ND Supreme Court rules against Dunn County
BISMARCK, N.D. -- The North Dakota Supreme Court recently ruled that Dunn County does not have the authority through its zoning regulations to veto the state Industrial Commission's siting of an oil and gas waste treating plants.
BISMARCK, N.D. - The North Dakota Supreme Court recently ruled that Dunn County does not have the authority through its zoning regulations to veto the state Industrial Commission's siting of an oil and gas waste treating plants.
According to court documents, the case goes back to August 2013, when Environmental Driven Solutions LLC received a permit from the Industrial Commission for a waste oil treating plant in Dunn County. The permit allowed EDS "to recycle and treat waste crude oil obtained from drilling operations ... and other waste crude oil related to oil and gas exploration and production."

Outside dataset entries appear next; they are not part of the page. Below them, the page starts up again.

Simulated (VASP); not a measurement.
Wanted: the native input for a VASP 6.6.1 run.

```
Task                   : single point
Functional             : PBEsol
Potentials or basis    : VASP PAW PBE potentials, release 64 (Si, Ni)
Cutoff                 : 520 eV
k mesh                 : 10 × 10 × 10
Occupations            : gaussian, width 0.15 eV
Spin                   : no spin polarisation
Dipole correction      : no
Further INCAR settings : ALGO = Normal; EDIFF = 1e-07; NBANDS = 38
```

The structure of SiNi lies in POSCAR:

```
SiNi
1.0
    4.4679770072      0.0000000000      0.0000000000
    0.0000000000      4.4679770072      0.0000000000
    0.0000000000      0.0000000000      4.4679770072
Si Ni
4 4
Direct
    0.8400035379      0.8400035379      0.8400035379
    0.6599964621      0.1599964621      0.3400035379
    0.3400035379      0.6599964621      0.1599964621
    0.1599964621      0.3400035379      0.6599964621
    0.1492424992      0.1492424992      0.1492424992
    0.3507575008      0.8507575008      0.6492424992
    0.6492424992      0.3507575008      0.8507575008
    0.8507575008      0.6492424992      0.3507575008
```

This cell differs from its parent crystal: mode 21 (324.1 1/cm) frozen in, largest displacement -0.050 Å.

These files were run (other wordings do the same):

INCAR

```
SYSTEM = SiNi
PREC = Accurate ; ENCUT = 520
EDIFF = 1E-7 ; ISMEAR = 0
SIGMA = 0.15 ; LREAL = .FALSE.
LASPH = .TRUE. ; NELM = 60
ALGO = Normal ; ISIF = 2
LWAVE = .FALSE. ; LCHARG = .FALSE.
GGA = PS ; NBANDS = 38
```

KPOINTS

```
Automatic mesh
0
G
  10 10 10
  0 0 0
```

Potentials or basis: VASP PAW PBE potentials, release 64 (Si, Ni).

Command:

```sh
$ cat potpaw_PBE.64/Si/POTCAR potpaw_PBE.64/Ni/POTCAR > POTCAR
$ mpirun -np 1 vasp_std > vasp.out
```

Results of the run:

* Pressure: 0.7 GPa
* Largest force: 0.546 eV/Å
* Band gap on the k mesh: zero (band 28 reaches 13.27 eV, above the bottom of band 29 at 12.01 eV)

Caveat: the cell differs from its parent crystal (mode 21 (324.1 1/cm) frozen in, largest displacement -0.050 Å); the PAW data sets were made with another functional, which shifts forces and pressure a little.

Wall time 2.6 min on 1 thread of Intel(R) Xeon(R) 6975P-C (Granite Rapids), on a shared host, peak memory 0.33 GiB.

The permit also noted, "treating plants must comply with all applicable local, state, and federal laws and regulations." Some area landowners objected to EDS's application, but representatives of the county did not object or appear at the hearing, the ruling states.
After EDS began constructing the treating plant, the county issued notices of "violation and order to abate," claiming the treating plant could not be constructed on the site because the property was zoned "rural preservation," and "salt water storage tank and similar facilities" were not an "allowed use."
EDS later applied to the county to rezone the property, but the county denied the application due to the acreage of the property. EDS then applied for a conditional use permit, but the county denied the application.
EDS appealed to the North Dakota Industrial Commission seeking a declaratory judgment that the commission, rather than the county, had jurisdiction to determine the siting of its treating plant. In February 2016, Southwest District Court Judge Dann Greenwood ruled that EDS could use the land the way it was permitted by the Industrial Commission.
Dunn County then decided to appeal the case to the North Dakota Supreme Court.
However, last week the court rejected the county's argument that their zoning regulations apply in oilfield waste treatment.
"We conclude the County has no authority through its zoning regulations to veto the Commission's siting of an oil and gas waste treating plant," the ruling said.
Dunn County state's attorney Pat Merriman said the ruling is "sweeping" and does not just apply to Dunn County because the oil-producing counties had similar statutes and ordinances in effect. He said the ruling essentially gives the Industrial Commission the "sole authority" to decide where oil and gas waste treating plants are located and how they are operated.
He added the ruling leaves other related matters, such as dust control, traffic, setback lines and man camps in flux.
"There will be additional issues that will now have to be litigated because it was presumed, at least in the past, that the county controled those issues, but I think that's up in the air right now too," he said. "Time will tell."
Merriman said while the county can file for a rehearing, it would be an "extreme and unusual circumstance" for the court to reverse its unanimous decision.
Merriman said overall the ruling changes how landowners can make their voices heard when it comes to situations involving potential oil and gas waste treating plants and other issues.
"... Local people like to have local control," he said. "The direct impact of the ruling is going to be that if somebody is going to protest or object to a location of an activity like this, they're going to have to go to Bismarck to argue it just to protect their property interest."
EDS owner Shawn Kluver did not immediately return a call for comment.